The need for professional figures with specific skills in the context of the evaluation of qualifications that emerged after the Second World War, then found a subsequent strong impetus in the 1960s following the process of the decolonisation of Asia and sub-Saharan Africa.
Throughout the second half of the twentieth century, the mobility of international students thereafter witnessed a steepening curve which, laying the foundations for the current context, made clear the need to face the new panorama with tools and specialised professionals
Indeed, it was at the end of the century that, in Europe, the two pivotal events of the true development of recognition procedures took place. The Convention on the Recognition of Qualifications concerning Higher Education in the European Region (ETS No. 165), commonly known as the Lisbon Recognition Convention - LRC, of 1997 and the Bologna Process, which began in 1999, constituted two fundamental steps in the development of procedures for evaluating and recognising qualifications, regulating the fundamental principles, providing tools for transparency and comparison between systems and guiding what would later be the policies and conventions on the subject at a global level.
In the field of Credential Evaluation, the Lisbon Convention, in particular, marked a milestone for the development of the profession.

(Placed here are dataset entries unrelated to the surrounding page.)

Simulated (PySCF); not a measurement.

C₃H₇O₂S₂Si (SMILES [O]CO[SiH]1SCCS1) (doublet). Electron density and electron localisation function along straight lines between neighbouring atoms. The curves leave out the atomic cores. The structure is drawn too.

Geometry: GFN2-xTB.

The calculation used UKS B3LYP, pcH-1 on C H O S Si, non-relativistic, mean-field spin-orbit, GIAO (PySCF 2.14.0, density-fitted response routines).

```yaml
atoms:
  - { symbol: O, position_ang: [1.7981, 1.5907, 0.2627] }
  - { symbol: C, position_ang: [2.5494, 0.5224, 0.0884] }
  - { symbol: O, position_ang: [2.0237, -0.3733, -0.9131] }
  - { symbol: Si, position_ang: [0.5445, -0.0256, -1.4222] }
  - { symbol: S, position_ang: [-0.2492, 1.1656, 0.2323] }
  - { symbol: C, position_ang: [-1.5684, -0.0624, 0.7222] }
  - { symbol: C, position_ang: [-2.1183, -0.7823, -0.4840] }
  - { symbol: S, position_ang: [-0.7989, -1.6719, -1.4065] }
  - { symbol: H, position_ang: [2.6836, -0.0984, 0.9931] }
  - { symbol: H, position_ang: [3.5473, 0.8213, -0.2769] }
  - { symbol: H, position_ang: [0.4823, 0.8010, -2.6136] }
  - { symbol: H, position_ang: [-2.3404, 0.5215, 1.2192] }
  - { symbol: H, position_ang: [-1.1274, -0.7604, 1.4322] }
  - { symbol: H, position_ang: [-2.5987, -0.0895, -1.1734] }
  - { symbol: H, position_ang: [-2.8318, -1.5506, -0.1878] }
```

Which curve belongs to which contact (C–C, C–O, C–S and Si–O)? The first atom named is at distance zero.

The free mobility of students, a founding principle and long-term objective of the European Higher Education Area, in fact implied the existence of tools, knowledge and skills that would allow the implementation of a correct, fair and transparent recognition of foreign qualifications and periods of study abroad, in accordance with the provisions of the Convention and the related subsidiary documents.
Among the various innovative aspects introduced by the Convention was also the creation of the National Information Centres of the ENIC-NARIC networks where the profession of European Credential Evaluators found a structured configuration.
Within the 55 centres of the EHEA - European Higher Education Area, designated by the respective competent national authorities, the activity of the Credential Evaluators contributed - and continues to contribute - to facilitate access to authoritative and accurate information on education systems and on national and foreign qualifications, through the advice of experts in the field of recognition of qualifications and the issue of certificates of comparability and verification.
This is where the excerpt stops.